Retail sales in the US were unchanged in July, which prompted us to dive into our chart library to figure out what may be going on underneath the surface of the economy. Job growth has been pretty solid this year, which when combined with increases in hours worked, has led to a an almost 4% year over year increase in personal income. So what gives?
Answer: The savings rate has been rising all year. In December 2013, the savings rate was 4.1% and by June 2014 it had risen to 5.3%. An increase in the savings rate is a headwind to consumption and in turn GDP growth. What's interesting is that all year, while the savings rate has been increasing, consumer confidence has been increasing too. In the chart below, we plot the savings rate (inverted) against the US consumer confidence index.
The second derivative of the savings rate on a six months basis is +1.2%. In the chart below, we plot the momentum of the savings rate against the year over year increase in retail sales. The notch down in retail sales growth is understandable given the change in consumer behavior toward greater savings.
The increase in the savings rate is an important consideration when looking at interest rates. In the chart below, we plot the savings rate against 10 year US Treasury bond yields. While not a perfect overlay, the general relationship is apparent--a rising savings rate corresponds to falling interest rates. Perhaps this change in consumer behavior is what the bond market is responding to... not a fluky 4% growth quarter, where a third of the increase was inventory accumulation anyway. July retail sales data would suggest the inventory accumulation in the second quarter was the unwanted variety.

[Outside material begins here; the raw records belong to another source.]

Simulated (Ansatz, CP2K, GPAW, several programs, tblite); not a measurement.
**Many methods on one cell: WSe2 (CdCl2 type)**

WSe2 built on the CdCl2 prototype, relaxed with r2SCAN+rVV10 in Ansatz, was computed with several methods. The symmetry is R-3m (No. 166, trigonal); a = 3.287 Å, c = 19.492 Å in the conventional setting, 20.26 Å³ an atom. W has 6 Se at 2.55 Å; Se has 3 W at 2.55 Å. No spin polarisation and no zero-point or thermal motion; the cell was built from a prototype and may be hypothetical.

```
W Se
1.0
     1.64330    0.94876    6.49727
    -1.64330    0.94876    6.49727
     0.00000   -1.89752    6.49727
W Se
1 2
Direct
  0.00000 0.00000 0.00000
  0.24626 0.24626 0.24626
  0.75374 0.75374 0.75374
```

Over the last year, the savings rate has corresponded pretty well to the relative performance of the MSCI North America consumer discretionary sector. In the back half of 2013, while the savings rate fell 1.2% percentage points, consumer discretionary stocks in North America outperformed. In the first half of this year, as that trend reversed, so did relative performance. Perhaps the relative performance of consumer discretionary stocks over the last month has signaled a falling savings rate in the back half this year, or perhaps the drop in retailers today suggests the market is incorporating a more negative view of consumer behavior in the second half of the year.